30th January 2012
Play the tree trunk! Turning trees into vinyl
By Phil Barker

Have you ever wondered what a tree really sounds like?

Cut a large tree in half, and you’ll find the trunk is made up of lots of rings. With older trees – which feature more rings packed closely together – the overall finish can look similar to the grooves on a record, a similarity which prompted Bartholomaus Traubeck to modify a record player in order to ‘play’ slices of tree trunks.

When it comes to music, technology and nature, we’d never have dreamed of putting all three together, making some particularly unusual but innovative modifications, and coming up with a record player capable of ‘playing’ slices of tree trunk, and effectively telling the story of a tree.

Rings are analysed for their strength, thickness and rate of growth.

Bartholomaus Traubeck has done just that, replacing the needle on a record player with strobes of light, and utilising some particularly well written and well calibrated software and hardware to turn the rings on a tree trunk into music.

Traubeck’s creation is called Years, and the light from the record player is capable of measuring rings, with the help of technology including a computer, camera, and acrylic glass, assigning sounds to different thicknesses of the tree trunk rings.

The sound produced isn't relaxing, but it is interesting.

The different types of rings elicit completely different sounds – some harsh, some soft, and it’s genuinely difficult to believe that what you’re listening to originates from a tree trunk – at least until you check out the video.

With a slice from a different tree trunk – which inevitably features completely unique and different ring patterns, along with defects in the wood – the sound is once again completely new and unlike the previous.

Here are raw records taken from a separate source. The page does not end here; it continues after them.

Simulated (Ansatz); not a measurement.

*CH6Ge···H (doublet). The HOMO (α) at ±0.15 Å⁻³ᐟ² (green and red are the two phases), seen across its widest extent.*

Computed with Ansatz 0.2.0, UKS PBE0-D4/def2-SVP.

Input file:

According to Traubeck: “A tree’s year rings are analysed for their strength, thickness and rate of growth. This data serves as basis for a generative process that outputs piano music. It is mapped to a scale which is again defined by the overall appearance of the wood (ranging from dark to light and from strong texture to light texture).”

Overall, the sound is not exactly relaxing, and we can’t imagine settling down to listen to the latest tree album, but it’s definitely worth a listen. It’s just a shame that a tree had to be hacked down to provide the music.